Monday 14 November 2011

A job at last

I went to an Xmas fair on Saturday, at St Martins in Ealing and manned, if that is the word, the tombola. There is a first for everything!
The tombola barrel was an old thing with peeling paint. Fr. Bill said it had been around since the war, and it did look as if it might have fallen off the side of a Spitfire.
It wouldn't spin properly and the door kept coming off, letting the tickets flutter out. I spent hours on Friday night cutting up cloak room tickets and folding them, and sticking labels on bottled and horrible objects, 0 - 5. It was hard work, and I had two problems, the tickets and the children.
Winning tickets kept getting back into the barrel, so they would come up again, some how, don't know why as there were so many other tickets in there, and there would be no prize for them. So I had to take a prize number off an object and give it to them, which meant another rogue number was still in side.
The children were rather trying too. They had to have free gifts if they didn't win anything and I gave away stuff right at the end, but they never seem to say "Thank you." When I said the word to them rather pointedly they would give me a killer stare that clearly said I'd over stepped the mark and forgotten the deference owed to them.
One little girl in glasses, who had her face painted like a cat, but looked like an owl, couldn't leave the barrel alone and kept spinning it, sending tickets flying out, and her sister, painted to look like a butterfly, wanted to put her rubber ball into the thing, she did this several time and eventually went off and left it in there.
The other problem was that all the stuff donated by Fr. Bill, endless tins of fruit and veg, and bottles of pasta sauce and dried pasta from the back of his cupboards. They turned out to be over their sell-by date and people kept bringing them back and crossly demanding something else - so more rogue tickets. A lot of young children won bottles of wine. I was handing one over when this officious woman who was supposed to be busy selling pork buns, came over and told me I wasn't allowed to give alcohol to children! I kept on giving it to them as I was too confused already to work out any alternative, telling them to hide bottles under their clothes. One little girl burst into tears and didn't want to take the bottle, I forced her to, and ordered her to give it to her mother. Her mother came up later, really pleased, the girl was baffled, obviously not a wine drinker, yet.
There was a good outcome - I made £60 or more on the stall, the event made £2,204. The vicar got all his old food back, and went I home with home made ginger mulled-wine mix and fairy cakes.

2 comments:

  1. The *European Union are about to change the labelling of tins etc with their 'use by such and such a date labels' as we are throwing away millions of tons of good food which is actually perfectly fit for consumption as, I am sure, Fr Bill's tins were. If they weren't 'blown' they will last for hundreds of years literally.

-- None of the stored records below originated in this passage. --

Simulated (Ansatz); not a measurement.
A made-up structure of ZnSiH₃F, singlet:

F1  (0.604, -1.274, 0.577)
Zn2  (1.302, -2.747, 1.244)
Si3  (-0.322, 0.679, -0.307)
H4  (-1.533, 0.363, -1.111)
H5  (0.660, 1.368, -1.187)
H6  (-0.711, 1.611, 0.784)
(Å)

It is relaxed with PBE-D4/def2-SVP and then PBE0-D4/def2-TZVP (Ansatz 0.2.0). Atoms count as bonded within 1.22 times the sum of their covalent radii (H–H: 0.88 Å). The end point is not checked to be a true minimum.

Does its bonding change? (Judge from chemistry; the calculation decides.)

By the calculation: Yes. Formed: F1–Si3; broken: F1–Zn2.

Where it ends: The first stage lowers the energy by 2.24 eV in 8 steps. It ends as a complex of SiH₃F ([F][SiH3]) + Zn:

    * The EU comes in for a lot of stick from the British, still largely 'Murdoch' media, when in fact it is in our interest to make sure that the Euro survives and flourishes but all we do is stand on the sidelines and blow raspberries. All a bit silly on our part.

    I am old enough to remember when we had to go 'cap in hand' to the International Monetary Fund to be bailed out. It's only a matter of time before the speculators turn their fire on the UK, then who will help us?

    Blaaaah!

    ReplyDelete
  2. Who are you? You mad Utopian fool!